This budget codifies the President’s Space Policy Directive-1, which charges NASA to “lead an innovative and sustainable campaign of exploration that will lead the return of humans to the Moon for long-term exploration and use followed by human missions to Mars and other destinations.”

Acting NASA Administrator Robert Lightfoot discusses the fiscal year 2019 budget proposal during a State of NASA address Monday, Feb. 12, 2018 at NASA’s Marshall Space Flight Center in Huntsville, Alabama. Credit: NASA/Bill Ingalls
Lunar Orbital Platform-Gateway
“This budget also proposes we develop new opportunities on and around the Moon,” Lightfoot adds. “We will begin to build the in-space infrastructure for long-term exploration development of our nearest neighbor,” by launching the power and propulsion element to orbit the Moon in 2022 “as the foundation of a Lunar Orbital Platform-Gateway. This will give us a strategic presence in the lunar vicinity that will drive our activity with commercial and international partners and help us further explore the Moon and its resources and translate that experience toward human missions to Mars.”

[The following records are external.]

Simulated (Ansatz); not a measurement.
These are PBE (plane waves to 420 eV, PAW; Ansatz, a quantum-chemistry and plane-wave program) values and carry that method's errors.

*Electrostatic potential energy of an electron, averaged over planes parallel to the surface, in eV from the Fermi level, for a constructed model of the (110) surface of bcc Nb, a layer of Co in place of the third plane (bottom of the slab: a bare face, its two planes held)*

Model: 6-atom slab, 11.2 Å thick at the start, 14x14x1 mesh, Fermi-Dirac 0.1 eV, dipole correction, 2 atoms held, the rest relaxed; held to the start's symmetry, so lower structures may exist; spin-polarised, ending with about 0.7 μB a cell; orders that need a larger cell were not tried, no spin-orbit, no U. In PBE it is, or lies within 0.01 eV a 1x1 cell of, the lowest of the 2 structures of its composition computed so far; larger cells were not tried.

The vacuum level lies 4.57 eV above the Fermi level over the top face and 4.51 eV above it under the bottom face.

Further, drawing on the interests and capabilities of NASA’s industry and international partners, the space agency intends to develop progressively complex robotic missions to the surface of the Moon with scientific and exploration objectives in advance of human return there, Lightfoot explains.
Space station/commercial sector
Lightfoot also notes that this budget proposes for NASA to ramp up efforts to transition low-Earth activities to the commercial sector and end direct federal government support of the ISS in 2025 and begin relying on commercial partners for our low Earth orbit research and technology demonstration requirements.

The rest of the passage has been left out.